@RossGayler
Aha, well yes it entirely depends on the question at hand and the experimental design. So eg. One major distinction is whether you are trying to say something about a model, a family of models, or the data. Parametric statistics is for inference over samples of a definable population, so eg. a point estimate of accuracy on held out data is fine if all youre trying to do is make a claim about a single model since there is no "population" you are sampling from. If youre trying to make a claim about a class of models then now you are sampling from the (usually) real valued, n-dimensional model space, so there the usual requirements for random sampling within parameter space would apply.
Making a claim about the data is much different, because now you have a joint analysis problem of "the effects of my model" and "the effects of the data" (neuroscientists love to treat the SVMs in their "decoding" analyses as neutral and skip that part, making claims about the data by comparing eg. Classification accuracies as if they were only dependent on the data. Even randomly sampling the subspace there doesnt get rid of that problem because different model architectures, training regimes, etc. Have different capacities for classifying different kinds of source data topologies, but I digress.)
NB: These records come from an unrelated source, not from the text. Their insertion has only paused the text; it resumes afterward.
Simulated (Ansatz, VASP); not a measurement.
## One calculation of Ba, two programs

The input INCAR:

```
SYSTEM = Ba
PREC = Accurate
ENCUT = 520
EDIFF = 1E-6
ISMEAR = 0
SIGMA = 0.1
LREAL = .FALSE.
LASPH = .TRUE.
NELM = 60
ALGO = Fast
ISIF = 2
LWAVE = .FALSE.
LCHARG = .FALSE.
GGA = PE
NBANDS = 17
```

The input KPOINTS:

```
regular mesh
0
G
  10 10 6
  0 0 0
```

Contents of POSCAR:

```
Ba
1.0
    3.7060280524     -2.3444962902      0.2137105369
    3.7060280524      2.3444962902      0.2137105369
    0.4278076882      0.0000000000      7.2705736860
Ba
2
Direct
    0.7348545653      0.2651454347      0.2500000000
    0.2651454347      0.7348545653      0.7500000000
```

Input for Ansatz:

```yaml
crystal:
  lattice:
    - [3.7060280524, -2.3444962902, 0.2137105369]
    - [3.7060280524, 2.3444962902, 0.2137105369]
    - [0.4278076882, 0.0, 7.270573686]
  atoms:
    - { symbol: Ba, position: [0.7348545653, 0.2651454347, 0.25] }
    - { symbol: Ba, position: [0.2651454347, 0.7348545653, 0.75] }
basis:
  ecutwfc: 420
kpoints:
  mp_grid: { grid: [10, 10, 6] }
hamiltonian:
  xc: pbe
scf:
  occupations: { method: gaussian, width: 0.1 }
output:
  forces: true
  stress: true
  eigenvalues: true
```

For methods questions like this I try and steer clear of domain specific papers and go to the stats lit or even stats textbooks, because domain specific papers are translations of translations, and often have uh motivated reasoning. For example, the technique "representational similarity analysis" in neuro is wholly unfounded on any kind of mathematical or statistical proof or theory, and yet it flourishes because it sounds sorta ok and allows you to basically "choose your own adventure" to produce whatever result you want.
For k-fold, its a traditional repeated measures problem (depending on how you set it up). The benchmarking paradigm re: standard datasets and comparing accuracy is basically fine if the claim you are making is exactly "my model in particular is more accurate on this particular set of benchmarks." Youre right that even for that, to get some kind of aggregated accuracy you would want an MLM with dataset as random effect, but since the difference in datasets is often ill defined and as you say based in convenience im not sure how enlightening it would be.
Would need more information on the specific question you had in mind to recommend lit, and I am not a statistician I just get annoyed with lazy dogshit and think stats and topology (which is relevant bc many neuro problems devolve into estimating metric spaces) is interesting rather than a nuisance.